One of the Republican Party’s top campaign masterminds, Karl Rove, is reportedly looking to build the epicenter of conservative digital campaign tools right in the heart of Silicon Valley. “We are working within the party to create a big toolbox that can compete in the midterms and be used by all,” private-equity investor Richard Boyce told the Wall Street Journal about the still-forming entity. However, when Rove and company start looking for talent, they might find the most well-regarded hackers want nothing to do with the Republican party–no matter how much money is offered.
“Technologists are often single, socially moderate-to-liberal, much more secular than the population as a whole, and those demographics are a problem for the Republican Party right now,” GOP consultant Kevin Spillane told the San Jose Mercury. “It’s hard to side with a party that’s still trying to reach out to their base of creationists,” added Johnvey Hwang, a 34-year-old San Francisco software engineer that volunteered for Obama in 2012.
Indeed, if one looks at President Obama’s top talent over the years, they weren’t mercenaries. Chris Hughes, the Facebook co-founding billionaire, left the social network giant to help Obama pioneer a digital eco-system that beat then presumptive nominee, Hillary Clinton. Harper Reed, the former threadless Chief Technology Officer, oversaw the revamping of Obama’s targeting and fundraising tools in 2012. Neither Hughes nor Reed needed money.
Especially in presidential campaigns, it’s the disruptive innovations that make a difference. Over the last three election cycles, disruptive campaign innovation almost universally comes from liberals. “The left not only chooses more participatory technology, but also uses the available technological tools to maintain more fluid relations between secondary or user-contributed materials and those of primary contributors,” explained a study of online blogs from the Harvard Berkman Center for Internet and Society.

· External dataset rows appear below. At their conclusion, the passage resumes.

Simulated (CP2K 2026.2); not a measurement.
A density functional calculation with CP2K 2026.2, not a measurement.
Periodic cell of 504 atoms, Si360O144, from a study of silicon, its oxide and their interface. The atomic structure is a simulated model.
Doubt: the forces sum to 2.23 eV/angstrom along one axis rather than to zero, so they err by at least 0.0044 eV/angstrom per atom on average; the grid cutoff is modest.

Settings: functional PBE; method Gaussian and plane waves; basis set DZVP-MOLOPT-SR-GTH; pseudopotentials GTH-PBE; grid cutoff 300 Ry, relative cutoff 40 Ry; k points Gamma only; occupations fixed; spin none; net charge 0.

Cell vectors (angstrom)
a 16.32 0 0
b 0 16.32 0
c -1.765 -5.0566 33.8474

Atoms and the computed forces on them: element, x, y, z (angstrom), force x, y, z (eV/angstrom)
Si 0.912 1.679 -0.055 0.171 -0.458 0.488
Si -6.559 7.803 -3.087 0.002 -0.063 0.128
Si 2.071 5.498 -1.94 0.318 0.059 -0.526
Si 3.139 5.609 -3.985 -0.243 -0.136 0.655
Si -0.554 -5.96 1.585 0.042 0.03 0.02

To be sure, we’ve profiled how the GOP had a smart digital strategy during the last election. With less money and time than Team Obama, they managed to boost Romney’s engagement with Facebook users roughly up to the level of Obama’s. They also, reportedly, had incredibly high Facebook ad target responsiveness, with 10% click-through rates–10 times higher than Facebook’s normal rate.
But, Romney’s digital team didn’t attract the same star power. Much of it came from direct consulting with Google and Facebook’s existing teams. That kind of arm’s-length advice doesn’t produce the kind of quality that can top-flight hackers will create when they’re passionately obsessed with a project 24-hours/day.
Techies do not have a fondness for working for Republicans. As election statistician Nate Silver found, a whopping 83% of donations from top IT companies went to Obama (graph below). “It does not require an algorithm to deduce that the sort of employees who may be willing to donate substantial money to a political campaign may also be those who would consider working for it,” Silver surmised.
Rove can spend all the money he wants, but unless the Republicans can make friends in the Valley, top talent will continue to work, largely, for the opposition. Access to the best hackers, is seems, is priceless.